For 2QFY2016, Coal India (CIL) reported a strong 8% yoy increase in revenue to
Rs16,958cr, in line with our estimate of Rs16,833cr. Off-take volumes were
marginally ahead of our expectations at 121.8MT (our estimate was of 119.1MT).
Off-take was higher in the FSA segment with e-auction and washeries volumes in
line with expectations. FSA realizations were in line with expectations at Rs1,294/T.
However, e-auction realizations came in much lower than expected at Rs1,788.
Blended realization/tonne came in lower than our expectation at Rs1,392 (1.5%
lower than our estimate of Rs1,414), led by the sharply lower e-auction realisation.

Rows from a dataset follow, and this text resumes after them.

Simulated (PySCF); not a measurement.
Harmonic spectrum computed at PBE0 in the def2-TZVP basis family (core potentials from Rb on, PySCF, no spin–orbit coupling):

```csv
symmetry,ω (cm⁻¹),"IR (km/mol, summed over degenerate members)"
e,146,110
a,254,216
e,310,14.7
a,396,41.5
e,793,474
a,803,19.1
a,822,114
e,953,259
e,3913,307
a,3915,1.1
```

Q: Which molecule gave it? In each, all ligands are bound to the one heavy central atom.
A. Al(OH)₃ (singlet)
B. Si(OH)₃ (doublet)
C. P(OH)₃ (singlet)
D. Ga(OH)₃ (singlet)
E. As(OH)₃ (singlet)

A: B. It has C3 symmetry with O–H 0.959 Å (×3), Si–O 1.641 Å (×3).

Blended realisation declined 2% yoy, while off-take increased 10.2% yoy, resulting
in an 8.2% increase in net sales. The EBITDA, at Rs3,008cr, came in 3.2% lower
than our estimate, resulting in a 140bp improvement in EBITDA margin to 17.2%,
marginally lower than our estimate of 17.9%. Net profit at Rs2,544cr was slightly
ahead of our estimate of Rs2,445cr.
Outlook and valuation
We reduce our consolidated FY2016 and FY2017 EPS estimates by 12% and 9%,
respectively, in view of the lower than expected realizations and increased
operating expenses. We expect CILs production to increase by 7.1% to 530MT in
FY2016 (538MT earlier) and 572MT in FY2017 (575 MT earlier). We expect eauction
realization to remain under pressure led by weakness in global
commodity prices and increased availability of coal in FY2016. We value Coal
India at 8x FY2017E Adj. EBITDA to arrive at a revised target price of Rs380 (Rs400
earlier) and retain our Accumulate rating on the stock.